Developmental Leaps and Bounds

I’ve already commented in another entry that Gleek has entered the “why?” stage with a bang. She’s also developed another amusing trait; tall tales. She’ll begin telling me how she went to the neigbor’s house and jumped on the trampoline and then she’ll add a small detail which is plausible, but unlikely: “we jumped higher than the fence.” Then she’s off: “Then a bird came flying down and jumped with us and catched us and we flew in the sky and we were all birds and we flew and flew but then we were rabbits and hid in a hole.” Most of the time I can tell where reality departs the story, but sometimes it is harder. I’m not always sure Gleek can tell though. In her mind one segues into the other with no dividing line. I think my favorite one so far is the one where Hummingbirds have no wings and so they have to go and buy them from the store. But they don’t have money so they go to Gleek who sells them money.
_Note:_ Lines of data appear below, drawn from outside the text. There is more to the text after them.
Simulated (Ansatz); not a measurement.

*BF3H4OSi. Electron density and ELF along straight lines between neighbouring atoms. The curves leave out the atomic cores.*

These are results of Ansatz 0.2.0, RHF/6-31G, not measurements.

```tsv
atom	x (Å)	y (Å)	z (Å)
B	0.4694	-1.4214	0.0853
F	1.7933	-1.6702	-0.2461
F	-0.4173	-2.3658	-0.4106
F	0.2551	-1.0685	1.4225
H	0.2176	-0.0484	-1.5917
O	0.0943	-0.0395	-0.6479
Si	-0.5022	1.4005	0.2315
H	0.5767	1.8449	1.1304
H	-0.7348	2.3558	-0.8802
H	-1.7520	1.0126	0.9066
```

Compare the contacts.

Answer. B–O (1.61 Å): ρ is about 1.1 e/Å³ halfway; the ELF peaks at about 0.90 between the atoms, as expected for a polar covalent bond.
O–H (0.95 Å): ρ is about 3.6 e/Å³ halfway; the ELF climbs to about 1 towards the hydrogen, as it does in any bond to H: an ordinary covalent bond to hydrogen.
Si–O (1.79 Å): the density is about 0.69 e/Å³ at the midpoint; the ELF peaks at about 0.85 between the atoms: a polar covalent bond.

Gleek isn’t the only one who has made developmental leaps recently. Patches has discovered the joys of foraging. He can open the pantry and help himself to cheerios. He can climb on top of the table and help himself to whatever was left there. (Suddenly I’m much better about making sure the table gets cleared immediately.) He can also go to the garbage can and get stuff out. Fortunately he doesn’t seem to eat stuff from the garbage can. Mostly he grabs something and comes around the corner and grins and me as if to say: “Mom! Look what I did! Now you have to scold me and pay attention to me!” It works every time darn it. I’m not sure how to NOT reinforce that behavior because I can’t let him keep the garbage.

The other attention-getting works-every-time tactic that Patches uses, which drives me nuts, is that when he wants picked up and I am busy he grabs both of my legs in a bear hug. I’m usually moving at a brisk pace when he does this. I have to come to an immediate halt or risk injuring Patches or falling myself. I frequently have my hands full of something or other, so I can’t pick Patches up immeadiately. I end up shuffling slowly, dragging a crying, bear-hugging toddle-boy closer to the counter so I can put whatever I’m carrying down and pick up the boy.

My kids are too smart for my convenience.

5 thoughts on “Developmental Leaps and Bounds”

  1. Pirate’s sort of in the Why? stage but her thing is to ask one question then ask a question about your answer and then question that answer. It’s mainly a delaying bedtime trick.

    Have you any place you can put the trash can out of reach?

    Pirate did the same thing but had to stop after we put the trash can behind a railing and turned the lid around.

    Wen’s thing is to put stuff in the trash can. Gah. Wen’s dropped in Pirate’s sandal, my dust pan, forks, and cups.

    We’ve had to gate off the kitchen because Pirate and Wen like to eat salt and there really isn’t anywhere in the kitchen to put the salt out of their reaches.

    Wen does the tackle around the legs too. But she doesn’t cry when she can’t be picked up. She thinks it is fun to hold on while I try walking. Her trick is to grab hold of your thumbs and then climb up your front. I’ve got some great photos of Wen and Pirate treating as a tree.

  2. I think all kids go through that. Until they hit the stage of telling potentially believable stories (i.e., lying to manipulate you/someone else), I think it’s pretty safe.
    They can be quite amusing, too.

  3. My storytelling days.

    I don’t remember the beginning of my storytelling days. My parents and teachers like to remind me of the time when, for example, I told a girl in my first or second grade class that I had seen leprosy before and she had it and her fingers were going to fall off. (I don’t remember this. I have never seen leprosy, but I had certainly read about it in the Bible repeatedly by that age.)

    I personally had a serious social issue with my storytelling. It took me until I was a young teen to realize that what I considered good-fun storytelling was considered by most others to be ridiculous lying. I was bored with my life, even as a kid — I believed that life could be more than what it was, and adventure was mine for the taking, but before I could take it I had to create it.

    Essentially, I was making my own Live-Action Role-Playing games, and expecting that others would be interested in coming along for the ride. They never were, I never understood why, and it made me miserable.

    Among other things, between the ages of 10 and 12, I told people I was a spy, a werewolf, and an android. When the android one started to fall through for lack of interest, I said that no, of course I’m not really an android. But I’m playing one on TV next season if the audition goes well, and so I’m practicing.

    I knew none of it was real. I assumed that everyone else knew none of it was real, and that they’d enjoy what was essentially an intense make-believe session. Instead, I was more or less ostracized for being the weird, lying kid.

    Eventually I realized that I couldn’t play my own games with others, so I turned to writing them down.

    My first novel will be available this fall.